During indexing, can I create a custom lucene stored field that later can be returned from a query?

Is it possible to write a TokenFilter or some other plugin code that, during indexing of a document, can create a custom lucene stored field for this document?

And, if this is possible, can this new custom field be returned in the _search results using the "fields" parameter?

If so, any pointers on how to implement this would be much appreciated!

You can easily create a new field based on another field using copy_to:
https://www.elastic.co/guide/en/elasticsearch/reference/current/copy-to.html

You can apply different analysis (stored or not stored for example) to
these derived fields and they can be retrieved separately with the fields
parameter.

I see what you are saying, but I cannot see how it can achieve what I want.

What I want to do is do some custom analysis during indexing, and store the results of this analysis, and then during a search, return the results of the analysis.

I could be mistaken, but using copy_to, wouldn't the data returned in the new field be the copy of the first field, and not the results of any analysis done on it?

Thanks for your help on this!

I do not think there is no out-of-the-box to achieve what you want. You can
use the analyze API to analyze the text before it is indexed. If you use
Java, you can recreate the analysis service locally so that you do not even
have to execute an API request of the wire.

A custom plugin should be possible doing exactly the same, just on the
server side. Get field, use the analysis service, index.

Can you elaborate on what kind of result you want to store?

"Storing results of analysis" is what Lucene does by default, it creates a token stream, and "returning the result" is done what is known as matching queries with the index and retrieving document content from _source.

Note, for ES working properly, you need to assure an unmodified _source which is kept throughout the indexing process. So you are correct, the best method to add hidden data to the index is by creating extra fields with attribute store: true, which may be created dynamically ( or not).

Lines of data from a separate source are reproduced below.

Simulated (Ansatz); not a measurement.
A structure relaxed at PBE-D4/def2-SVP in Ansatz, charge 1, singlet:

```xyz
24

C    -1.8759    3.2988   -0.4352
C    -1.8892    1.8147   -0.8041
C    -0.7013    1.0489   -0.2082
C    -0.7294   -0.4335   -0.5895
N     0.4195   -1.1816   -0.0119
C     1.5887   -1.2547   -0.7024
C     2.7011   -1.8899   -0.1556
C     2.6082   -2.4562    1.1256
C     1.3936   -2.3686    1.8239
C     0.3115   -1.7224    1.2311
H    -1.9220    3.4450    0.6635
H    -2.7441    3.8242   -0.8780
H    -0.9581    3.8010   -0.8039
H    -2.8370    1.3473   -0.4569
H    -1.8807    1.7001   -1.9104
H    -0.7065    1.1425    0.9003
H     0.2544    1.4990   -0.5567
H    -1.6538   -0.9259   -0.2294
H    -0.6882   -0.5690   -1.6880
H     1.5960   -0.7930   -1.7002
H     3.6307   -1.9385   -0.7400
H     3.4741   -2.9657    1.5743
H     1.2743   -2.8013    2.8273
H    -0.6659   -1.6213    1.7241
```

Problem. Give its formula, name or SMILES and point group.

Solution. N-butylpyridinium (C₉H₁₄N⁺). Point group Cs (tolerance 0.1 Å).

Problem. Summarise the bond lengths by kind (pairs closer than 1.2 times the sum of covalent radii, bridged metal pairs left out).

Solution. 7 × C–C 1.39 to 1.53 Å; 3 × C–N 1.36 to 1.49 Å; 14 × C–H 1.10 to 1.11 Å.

The mechanism ES provides to process field content is called field mapper. That means, you can create a plugin that controls a custom field type.

Instead of indexing just a string or number, you can index whatever you want from the input, and under which field name you want. copy_to is just a builtin mechanism for selecting a field name, so there is no need to reinvent the wheel.

For example, the atttachments field mapper is part of Elasticsearch distribution. It can be studied how metadata is indexed alongside binary files: https://github.com/elastic/elasticsearch/tree/master/plugins/mapper-attachments

Another example, while field mapping, it is possible to detect the language and index just the language code instead of the original text. See my lang detect plugin at https://github.com/jprante/elasticsearch-langdetect/

1 Like

@jprante Thanks for the detailed reply.

This is all related to the general idea of doing any kind of custom document processing during indexing and saving the results of this processing in a manner such that it can be retrieved via a _search. And, sometimes these results also participate in queries via a custom QueryParser.

I have looked through a number of mapper implementations, and while I could do this, the complexity and lack of documentation is a concern, particularly around maintenance when upgrading or back-porting to older versions of ES we may need to support.

Having now read quite a lot about document processing in ES, I think my best course of action is to do this processing before indexing the documents. When the processing is brief, I may do it in a custom endpoint in ES. Otherwise I will do it external to ES.

Thanks again for your help.

In your langdetect plugin, is the indexed language code unavailable to be retrieved via GET until after a refresh is done, as mentioned in Get API | Elasticsearch Guide [8.11] | Elastic?

Does retrieving query result document fields have the same limitation?

If so, how would I force a refresh so the language code will always be retrievable via GET or as a field returned in a query?

@jprante
In your langdetect plugin, is the indexed language code unavailable to be retrieved via GET until after a refresh is done, as mentioned in https://www.elastic.co/guide/en/elasticsearch/reference/current/docs-get.html#generated-fields?

Does retrieving query result document fields have the same limitation?

If so, how would I force a refresh so the language code will always be retrievable via GET or as a field returned in a query?

(Sorry for the duplicate post, but I forgot to mention you explicitly so you probably didn't see the prior post.)